In a trading update for the six months to 30 July, A.G. BARR has revealed that its like-for-like sales were down 2.9% to £125m.
The company, which produces soft drink brands such as IRN-BRU and Rubicon, said that market conditions had been challenging with continued deflation and volume declines. It quoted latest data from IRI, covering the period 31 January to 19 June 2016, which showed that value was down 0.8% whilst volume declined by 0.4%. A.G. BARR added that the poor weather across June and into July will further adversely impact the total market performance.
However, the group said that despite this difficult market backdrop, it maintained both its value and volume overall market share.

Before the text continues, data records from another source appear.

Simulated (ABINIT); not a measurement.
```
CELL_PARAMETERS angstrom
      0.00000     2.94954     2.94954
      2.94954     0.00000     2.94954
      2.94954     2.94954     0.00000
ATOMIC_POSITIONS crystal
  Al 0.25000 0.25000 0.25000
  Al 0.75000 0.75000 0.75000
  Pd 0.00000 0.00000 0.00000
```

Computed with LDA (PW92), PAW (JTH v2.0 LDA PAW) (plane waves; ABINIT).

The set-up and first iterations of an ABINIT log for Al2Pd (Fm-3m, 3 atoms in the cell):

A.G. BARR added that it was continuing to responds to changing consumer preferences, announcing a new IRN-BRU zero sugar variant and launching three new lower sugar products. It said that the new products were all showing encouraging early signs with both customers and consumers.
Meanwhile, A.G. BARR acknowledged that the decision of the UK to leave the EU has resulted in a degree of economic uncertainty and a weakening of Sterling. “The impact of weaker Sterling will not have a significant impact in 2016, but it is anticipated input costs will increase in 2017, providing management time to adjust plans accordingly,” the group said.
It added: “The balance of the summer will remain an important trading period, however assuming market conditions improve and our robust second half plans deliver, we expect to meet our profit expectations for the full year.”